PREPROCESS DATA BY TEXT SIMILARITY
Introduction to Data Preprocessing
In this section, you will learn how to use two powerful Flookup functions that can make your data cleaning easier, faster and prone to fewer errors: NORMALIZE and FUZZYMATCH.
NORMALIZE can improve the quality and consistency of your data by removing or formatting text entries that might interfere with the fuzzy matching process.
FUZZYMATCH can help you understand your data better by showing you how similar your text entries are. It also gives you a glimpse of the underlying mechanism that drives the other Flookup functions.
Normalize function modes can be divided into two broad categories:
CATEGORY #1: Remove punctuation marks, Remove unwanted words. These will preserve the original dataset.
CATEGORY #2: Remove diacritical marks, Keep URL domain only, Keep URL path only. These will modify the original dataset.
To normalize text entries in the first category of functions, follow the steps below:
Head to Extensions > Flookup Data Wrangler > Match and Merge Functions > NORMALIZE in your spreadsheet menu.
Select the mode you want this function to run from the drop-down menu [See Explanation Below].
Range of entries to normalize: Select a column of entries you want to normalise and then click "Grab selected range".
Range of entries to be removed: If running Category #1 functions, select a single cell that contains your list of unwanted words or punctuation marks and then click "Grab selected range".
Threshold: [Optional] This parameter is only active when removing unwanted words. It defines the minimum level of similarity between words to be removed from each text entry in your dataset and the predefined list of unwanted words.
If running Category #1 functions, click an empty cell where you would like your results to be displayed. This cell should be in any sheet inside that same workbook.
Click "Normalize text entries".
NORMALIZE Modes Explained
Remove diacritical marks: This removes all diacritical marks from text entries.
Remove punctuation marks: This will remove all specified punctuation marks from the target text entries.
Remove unwanted words: This will remove all specified words from the target text entries.

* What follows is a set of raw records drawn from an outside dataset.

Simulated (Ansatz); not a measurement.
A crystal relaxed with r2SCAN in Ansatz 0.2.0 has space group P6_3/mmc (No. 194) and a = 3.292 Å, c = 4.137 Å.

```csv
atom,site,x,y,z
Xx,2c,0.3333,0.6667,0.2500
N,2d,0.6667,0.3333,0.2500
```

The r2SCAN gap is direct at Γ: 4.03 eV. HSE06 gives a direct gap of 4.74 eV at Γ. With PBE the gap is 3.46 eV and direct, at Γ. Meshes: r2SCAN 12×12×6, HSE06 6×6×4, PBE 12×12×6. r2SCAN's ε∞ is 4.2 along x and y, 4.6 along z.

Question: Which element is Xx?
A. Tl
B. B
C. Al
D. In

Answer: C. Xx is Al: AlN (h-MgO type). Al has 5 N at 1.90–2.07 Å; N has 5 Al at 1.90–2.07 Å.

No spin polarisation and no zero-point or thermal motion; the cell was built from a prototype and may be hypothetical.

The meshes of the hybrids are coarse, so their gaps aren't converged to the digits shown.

Keep URL domain only: This strips a URL of everything except its root domain e.g. "www.example.com" to "example.com".
Keep URL path only: This strips a URL of everything except its path e.g. "www.example.com/new/users" to "/new/users".
Key Points on NORMALIZE
When removing punctuation marks, Range of entries to be removed should take a cell with values that are not separated by any delimiter e.g. "?,.@/".
When removing unwanted words, Range of entries to be removed should take a cell will comma separated values e.g. "company, limited, Mr, Mrs".
NORMALIZE will normalize the leftmost column of that range if you select more than one column. To normalize text entries from any column in a range, you need to select a single column.
When NORMALIZE times out, the results that have been processed up to that point will be displayed.
Head to Extensions > Flookup Data Wrangler > Match and Merge Functions > FUZZYMATCH in your spreadsheet menu.
Primary range: Select range of one or more columns, containing one or more rows and click "Grab selected range".
Secondary range: Select a separate range of one or more columns and then click "Grab selected range".
Left_column: Enter the index of the column of values in "Primary range" that you want to compare to values from "Secondary range".
Right_column: Enter the index of the column of values in "Secondary range" that you want to compare to values from "Primary range".
Click an empty cell in a column to mark where you would like your results to be displayed, inside that same workbook.
Click "Calculate percentage similarities".
Key Points on FUZZYMATCH
FUZZYMATCH can compare one text entry to multiple rows e.g. A1 to A2:B2 or text entries that are on the same row e.g. A1 to B1, A2 to B2, etc. and "Primary range" must not be longer than "Secondary range".
When FUZZYMATCH times out, the results that have been processed up to that point will be displayed.